Sunday 14 August 2016

Depression Sucks!


Feeling Blue :-(

This has not been a good few days. Financial worries, a comment about what changes my successor has made to ‘my’ classroom and a throw away remark that my new funky hairdo must have been inspired by Clare Balding have all conspired to plummet me into a slough of despond. Writing that down makes it seem ridiculous, but depression pays no heed to ridiculous, and will get you anyway.

All my adult life, I have struggled to cope with my mental health. You’d think by now I’d be used to it. People show an amazing ability to cope with physical limitations: I suffered injuries to both my eyes while I was teaching, and while my vision will always be less than perfect, my brain has learned to compensate and it only affects me at a minimal level. But depression, not so much. I will never get used to the way that I can suddenly feel so desolate, when five minutes ago I was perfectly fine. I know that everyone has moments of sadness - nobody can be shiny and happy all the time - but depression is different. It is all pervading and gut wrenching. I have a dear friend who responds to this feeling by cleaning her house from top to bottom and throwing away anything that hasn't been used for a week. It has the opposite effect on me. I sit. That’s what I do. I’ve disguised this over the weekend by sitting and watching the Olympics, but really I’m just sitting!

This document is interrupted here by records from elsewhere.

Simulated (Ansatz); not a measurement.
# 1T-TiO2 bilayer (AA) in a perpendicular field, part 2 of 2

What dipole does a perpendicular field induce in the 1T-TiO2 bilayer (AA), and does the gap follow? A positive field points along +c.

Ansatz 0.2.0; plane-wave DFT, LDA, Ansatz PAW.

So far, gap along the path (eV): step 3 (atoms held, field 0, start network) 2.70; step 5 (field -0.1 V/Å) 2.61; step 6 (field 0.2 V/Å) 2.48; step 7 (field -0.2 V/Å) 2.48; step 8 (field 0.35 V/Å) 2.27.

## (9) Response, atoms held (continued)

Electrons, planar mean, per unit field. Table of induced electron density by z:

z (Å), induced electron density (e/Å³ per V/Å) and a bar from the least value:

An additional worry is that one of my ways of dealing with these feelings of blackness was throwing myself into my work. I couldn't just sit. I had to get up and get on with things. I also had friends at work that I could talk to - one who cleans and tidies and another who has supported her husband through some difficult times, and used some of her skills on me! These friends will no longer be across the corridor, there in the morning or at the end of every day. I know that if I got in touch with them, they would help me feel better, but people who just sit don't get in touch… It’s a vicious circle. I am lucky that I have a support network in my family, but I also know how much it pains them that I feel this way, and I hate making them feel powerless. Also, the good parent in me means that I want to protect my children from knowing how down I feel. They may be adults, but it’s still my job to protect them. See, vicious circle.

Past experience has taught me that I will feel better. I’ll find new routines to support and motivate me - even I can’t just sit forever - and writing this has been cathartic in a way. I may, however, have blown the ‘I don't want my children to know how I feel’ rule. 


As I’m writing this, my husband has brought me a coffee in my ‘I’M RETIRED, GO AND ASK SOMEONE ELSE’ mug. It seems I can still smile!